Reviews

Hatched 'n' Dispatched (Park Theatre)

‘There are pleasures to be had’ in a new production by Gemma Page and Michael Kirk

The cast of Hatched 'n' Dispatched
The cast of Hatched 'n' Dispatched
© Philip Lyons

Who'd have thought that two London productions in the same season would open with a Nat King Cole song, and that one of them would be Hamlet? The other is this spiky little slice of family life by Gemma Page and Michael Kirk, and the song is "Unforgettable."

It's not really a song title I could use to describe the show itself, but there are pleasures to be had, notably from a leather-lunged Wendi Peters (aka Cilla Battersby Brown in Coronation Street) as the straight-talking materfamilias who holds the ring at a gathering of the clans after a double-booking at the church for a christening and a funeral.

That's the "hatched" and "dispatched" side of things; the missing "matched" in the middle is ironically unspoken as the marriages on view are buckling under the strain from old animosities and the sound of skeletons rattling in cupboards.

Kirk, who also directs, bases what he calls "a mucky romp through the morals, memories and music of the 1950s," on his own boyhood experience in Derby, where he eavesdropped on family and patrons of the Railway Institute while putting on puppet shows. He certainly has a good ear, and most of what the characters say, and the way they say it, sounds plausible, even if there's little colouring or idiosyncrasy to distinguish them one from the other.

Anyone could raise a laugh for instance, on a line like, "Who threw all the pickles down the stairs?" but as it falls to Wendi Peters, she makes double sure it gets one. There's a state of mix-up all round: Uncle Arthur's ashes have jumped out the urn and down the front of somebody's suit, furtive naughty sex is on the cards and one of the tribe has been away with prostitutes.

It's not exactly J B Priestley, but there is a sense of a small town community on the brink of a new era, and the familial tensions remind you of the more carefully patterned and soberly written plays of David Storey.

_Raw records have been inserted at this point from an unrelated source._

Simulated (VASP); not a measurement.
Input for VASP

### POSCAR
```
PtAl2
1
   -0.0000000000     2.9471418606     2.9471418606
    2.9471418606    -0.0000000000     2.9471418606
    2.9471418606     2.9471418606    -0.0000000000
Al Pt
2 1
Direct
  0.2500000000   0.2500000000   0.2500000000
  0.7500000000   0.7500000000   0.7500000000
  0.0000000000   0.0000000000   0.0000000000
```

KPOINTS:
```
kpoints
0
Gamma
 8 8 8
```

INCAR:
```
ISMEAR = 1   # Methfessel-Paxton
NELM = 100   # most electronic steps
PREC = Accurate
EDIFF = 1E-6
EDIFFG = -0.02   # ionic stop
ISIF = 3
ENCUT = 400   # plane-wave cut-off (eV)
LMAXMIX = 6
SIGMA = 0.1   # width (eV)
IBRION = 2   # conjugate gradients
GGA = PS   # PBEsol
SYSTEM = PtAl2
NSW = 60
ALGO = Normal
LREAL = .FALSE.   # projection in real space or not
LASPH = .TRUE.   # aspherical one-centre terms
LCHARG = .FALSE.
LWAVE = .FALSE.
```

And it's quite fun to be close up and personal in the smaller Park 90 venue with Peters and her brood, who include Diana Vickers as a flaky daughter, Vicky Binns as a devastated partner, the wonderful Wendy Morgan as the stoically tight-lipped widow in a veil and pill box hat and Kevin McGowan and Matthew Fraser Holland as a pair of male malefactors.

I'd gone along expecting a musical, but after that short burst of Nat you'll have to make do with references to Percy Thrower (the first television gardener), Fanny and Johnnie Cradock (pioneering television cooks; Fanny's also referenced by Gyles Brandreth in his new show) and the astonishing assertion that "Elvis isn't a patch on Cliff."

Hatched 'n' Dispatched runs at the Park Theatre until 26 September.